LAGOS: Nigerian President Muhammadu Buhari’s appointment of a Harvard-educated lawyer to run the state oil company demonstrates his anti-corruption resolve — but only marks the start of a long reform journey, analysts say.
Industry observers note the formidable challenge he faces in sanitizing a sector that accounts for 70 percent of the country’s revenue, but which is notorious for mismanagement and rampant theft.
Buhari took office May 29 after being elected on an anti-graft ticket, pledging to recover “mind-boggling” amounts of stolen oil money and bring those responsible to book.
In early August, he appointed Emmanuel Ibe Kachikwu, a former executive vice-chairman of Exxon-Mobil Africa, to head the Nigerian National Petroleum Corporation (NNPC) after sacking the entire board.
Speaking to journalists in the capital Abuja Thursday, Kachikwu fired an opening salvo, promising to uproot NNPC’s “anything goes” culture and warning under-performing employees will lose their jobs.

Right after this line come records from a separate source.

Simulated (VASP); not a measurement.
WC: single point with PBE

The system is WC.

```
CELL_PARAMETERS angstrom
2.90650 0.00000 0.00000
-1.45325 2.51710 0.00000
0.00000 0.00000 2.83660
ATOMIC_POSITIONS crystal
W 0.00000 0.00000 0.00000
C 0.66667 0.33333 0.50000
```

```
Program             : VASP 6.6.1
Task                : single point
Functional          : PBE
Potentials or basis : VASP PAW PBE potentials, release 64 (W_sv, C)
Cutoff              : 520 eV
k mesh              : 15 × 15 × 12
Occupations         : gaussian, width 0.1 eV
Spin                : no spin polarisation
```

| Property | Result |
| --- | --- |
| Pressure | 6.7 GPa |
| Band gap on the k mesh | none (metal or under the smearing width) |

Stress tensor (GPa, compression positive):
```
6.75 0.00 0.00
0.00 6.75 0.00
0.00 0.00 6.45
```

“At the end of the day, NNPC isn’t a public service, it is a corporation and it is going to be run like a company, generating money and profit for Nigerians,” Kachikwu vowed.
John Campbell, a senior fellow for Africa policy studies at the Council on Foreign Relations, told AFP success in combating corruption within the oil industry would require “a revolution in governance.”
He welcomed the appointment of Kachikwu, a manager with decades of private sector experience, as a clear signal of the president’s reform agenda which “fits the pattern of Buhari appointing technocrats based on merit.”
But he was less optimistic on the new leader’s chances of cleaning up the industry, asking: “Can a tiger change its stripes?”
Buhari was the oil minister responsible for the launch of the NNPC in 1977, now a joint venture with 24,000 workers between the government and multinational corporations including ExxonMobil, Chevron and Royal Dutch Shell.
The former military ruler reputed for his autocratic stance on corruption and “indiscipline” is two months into his presidency and has yet to appoint a cabinet, let alone an oil minister.
Analysts have complained that he has been vague about achieving his goals, and have voiced frustration at his slow pace.
“Buhari’s critics call him ‘Baba Go Slow’ and argue that the policy inertia was an inevitable development arising from the complexities of a young and ideologically diverse election coalition,” Ronak Golpaldas, a sovereign risk analyst at South Africa’s Rand Merchant Bank told AFP.
“However, his supporters have urged patience, arguing that the delays are indicative of a deep desire to create the foundations for sustained economic growth via credible and technocratic appointments.”
Africa’s largest economy and most prolific oil producer churns out roughly two million barrels of crude per day, but ordinary people have not benefited. Two-thirds of the nearly 180 million population live on less than a dollar a day.
Buhari has accused the previous administration of Goodluck Jonathan of leaving the treasury “virtually empty,” and is struggling to reinvigorate an oil-dependent economy weakened by the halving of crude prices since 2014.
He has ordered a review of oil-swap contracts, alleging 250,000 barrels of crude a day were stolen during the previous regime, with the profits going into individual bank accounts.
The Natural Resource Governance Institute (NRGI), a New York-based independent watchdog, said in a report earlier this month Nigeria was failing to recover the full value of oil sold by the NNPC amid poorly structured deals and unaccountable spending.
“Inside NNPC Oil Sales: A Case for Reform in Nigeria” is described as the first in-depth, independent analysis of the “complicated and shadowy deals” through which NNPC sells Nigeria’s oil.
The report details how the corporation has been increasingly withholding large sums of money from the Nigerian treasury.
It retained an estimated $12.3 billion from the sale of 110 million barrels of oil over 10 years from a single block controlled by a subsidiary, NRGI claims.
Oil buyers are often unqualified intermediaries who capture margins for themselves while adding little value to deals, it said, while oil-for-fuel swap agreements and other contracts are opaque and contain unbalanced terms.
In 2013, the treasury received only 58 percent from $16.8 billion worth of oil NNPC had earmarked for its underperforming refineries, NRGI said.
“Oil sales are Nigeria’s biggest revenue stream, but management has worsened in recent years,” said Aaron Sayne, co-author of the report.
Alexandra Gillies, who also worked on the analysis, said the combination of a new government and budgetary shortfalls offered Nigeria “its best chance in years” to overhaul NNPC oil deals.
“Everyone — from trading companies to Nigerian citizens — is waiting to see how the new government will approach these transactions, including the allocation of new export or swap contracts,” she said.